# 🌾 Notebook 1: Data Preprocessing
# ==========================================

In [2]:
import pandas as pd
import numpy as np

### 1. Load dataset

In [3]:
raw_df = pd.read_csv("/content/yield_df.csv")

### 2. Inspect data

In [4]:
print("🔍 Shape:", raw_df.shape)
print("📑 Columns:", raw_df.columns)

🔍 Shape: (28242, 8)
📑 Columns: Index(['Unnamed: 0', 'Area', 'Item', 'Year', 'hg/ha_yield',
       'average_rain_fall_mm_per_year', 'pesticides_tonnes', 'avg_temp'],
      dtype='object')


### 3. Rename columns

In [5]:
rename_map = {
    "Item": "Crop",
    "hg/ha_yield": "Yield",
    "Area": "Area",
    "Year": "Year"
}
raw_df.rename(columns=rename_map, inplace=True)

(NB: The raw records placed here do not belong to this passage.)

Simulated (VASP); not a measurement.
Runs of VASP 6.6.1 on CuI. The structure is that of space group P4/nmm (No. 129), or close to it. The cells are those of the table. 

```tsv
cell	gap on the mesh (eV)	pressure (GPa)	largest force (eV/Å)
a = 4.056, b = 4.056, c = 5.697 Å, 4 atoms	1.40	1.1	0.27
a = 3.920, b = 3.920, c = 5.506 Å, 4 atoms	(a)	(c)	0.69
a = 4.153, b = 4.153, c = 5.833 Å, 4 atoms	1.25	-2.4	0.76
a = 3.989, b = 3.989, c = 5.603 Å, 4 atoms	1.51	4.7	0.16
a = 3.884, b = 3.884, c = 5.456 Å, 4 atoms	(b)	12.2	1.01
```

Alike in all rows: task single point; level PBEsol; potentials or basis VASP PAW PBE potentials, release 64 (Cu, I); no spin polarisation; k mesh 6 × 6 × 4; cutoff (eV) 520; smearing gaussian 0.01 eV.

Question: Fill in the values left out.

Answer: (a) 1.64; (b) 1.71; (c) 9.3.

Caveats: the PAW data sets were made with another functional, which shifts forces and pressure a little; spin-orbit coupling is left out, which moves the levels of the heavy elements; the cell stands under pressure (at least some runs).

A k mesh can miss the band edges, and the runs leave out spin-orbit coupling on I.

### 4. Handle missing values

In [6]:
raw_df = raw_df.dropna()

### 5. Normalize satellite data if present

In [7]:
for col in ["NDVI", "Rainfall", "Temperature"]:
    if col in raw_df.columns:
        raw_df[col] = (raw_df[col] - raw_df[col].min()) / (raw_df[col].max() - raw_df[col].min())


### 6. Save cleaned data

In [8]:
raw_df.to_csv("/content/processed_data.csv", index=False)
print("✅ Cleaned dataset saved to data/processed/processed_data.csv")

✅ Cleaned dataset saved to data/processed/processed_data.csv